Hiding in Plain Sight - The Untold Story of Hidden Vulnerabilities
08-08, 18:00–18:45 (US/Pacific), Florentine A

In today's software development landscape, vulnerability scanners and SCA tools play a vital role in identifying potentially vulnerable software components and mitigating associated risks. However, their effectiveness remains questionable due to differences in implementation, coverage, and performance, as well as inherent blindspots that make them oblivious to critical vulnerabilities in real-world scenarios.

In this talk, we will present the results of a groundbreaking benchmark and root cause analysis research that evaluated leading commercial and open-source vulnerability scanners and SCA tools. We will showcase the main causes of scanner misidentifications, including blindspots created by common build and deployment practices, and thousands of hidden vulnerabilities we identified in real-world applications, many of which are known to be exploited in the wild.

Our findings expose a significant gap in the effectiveness of these tools and raise awareness about the need for objective evaluation criteria. Attendees will leave with a better understanding of the limitations of vulnerability scanners and SCA tools, as well as the importance of adopting more holistic approaches to software security.


  1. Introduction (5 minutes)

Explain the importance of visibility into what software components exist in your environment. We will discuss a few examples of recent vulnerabilities for which detection of the vulnerable component has proven to be especially challenging.
Explain how vulnerability scanners and SCA operate, and what their limitations are.
Specifically, we will highlight the fact that two separate processes have to take place for an SCA tool or vulnerability scanner to correctly report on existing vulnerabilities:
- Identification of existing components
- Mapping the identified components to vulnerabilities using the relevant security advisories.

Suboptimal performance in any of these stages will result in misidentifications whether false positive or false negative results.
So if you think about it, every scanner/SCA tool is also an SBOM tool. And the quality of its results is highly affected by the quality of the SBOM it is able to generate.

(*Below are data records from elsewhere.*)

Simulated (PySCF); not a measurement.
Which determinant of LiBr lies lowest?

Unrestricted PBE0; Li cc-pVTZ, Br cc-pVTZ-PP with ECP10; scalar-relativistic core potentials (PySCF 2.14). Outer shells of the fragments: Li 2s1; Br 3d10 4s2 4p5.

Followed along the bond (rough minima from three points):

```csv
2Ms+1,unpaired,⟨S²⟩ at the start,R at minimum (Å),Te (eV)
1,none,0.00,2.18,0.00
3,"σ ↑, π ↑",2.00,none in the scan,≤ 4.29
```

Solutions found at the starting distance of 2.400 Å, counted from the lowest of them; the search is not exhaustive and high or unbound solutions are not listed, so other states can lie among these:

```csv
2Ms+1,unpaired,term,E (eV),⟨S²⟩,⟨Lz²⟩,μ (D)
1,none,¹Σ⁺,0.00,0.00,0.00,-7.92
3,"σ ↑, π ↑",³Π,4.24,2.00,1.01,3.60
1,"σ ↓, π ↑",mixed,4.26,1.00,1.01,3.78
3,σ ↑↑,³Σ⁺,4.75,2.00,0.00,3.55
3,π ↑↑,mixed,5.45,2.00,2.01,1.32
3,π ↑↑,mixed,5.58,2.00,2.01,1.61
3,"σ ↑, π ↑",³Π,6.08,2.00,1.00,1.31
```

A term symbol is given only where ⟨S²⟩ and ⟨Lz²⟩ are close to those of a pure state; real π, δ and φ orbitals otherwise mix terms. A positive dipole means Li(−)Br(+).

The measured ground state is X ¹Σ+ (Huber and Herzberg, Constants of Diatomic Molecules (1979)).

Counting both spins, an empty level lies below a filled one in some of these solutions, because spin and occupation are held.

  1. Evaluation method (5 minutes)
    In this section, we will explain how the research was conducted and the results were measured. We will explain the concepts of precision, recall, and F1-score that will be used throughout the talk to measure the different scanner's performance.

  2. Present and discuss the results (10 minutes)

We will present a performance evaluation of 10 popular open-source and commercial scanners and delve into the huge variability in results across the different environments scanned (20 popular open-source containers and multiple base OS images from various cloud providers). we will explore the root causes we identified for the missidentifications discovered in the research (both false-positive and false negative results). Examples include: packages installed not via package managers, reliance on CPE (common platform enumeration), inaccurate/obsolete security advisory data, package and version identification errors, ignoring environment context, flagging kernel vulnerabilities in a container without taking into account the kernel version running on the host, and more.

  1. Hidden vulnerabilities (15 minutes)

In this section, we will deep dive into the concept of hidden vulnerabilities, which are known vulnerabilities that due to the inherent method of operation of vulnerability scanners and SCA tools remain invisible in a vulnerability scan.
We will show how wide this phenomenon is and discuss multiple common real-world scenarios, build and deployment practices that can unknowingly cause blindspots for security tools.

We will then provide examples of critical hidden vulnerabilities we identified in popular open-source applications and demonstrate how they can be exploited while remaining undetected in vulnerability scans.

Present the research outcomes: we have opened dozens of issues and notified the vendors of the different inaccuracies accounting for over 1000 unique CVEs either falsely identified or missed, some of the issues were already addressed.

  1. Final Notes (5 minutes)
    In this section, we will review the challenges presented in the talk and offer recommendations for both developers as well as security practitioners as to how to address them.
    We will also call for vendors and maintainers to take these inherent gaps into account and implement logic that will be able to detect such vulnerabilities going forward.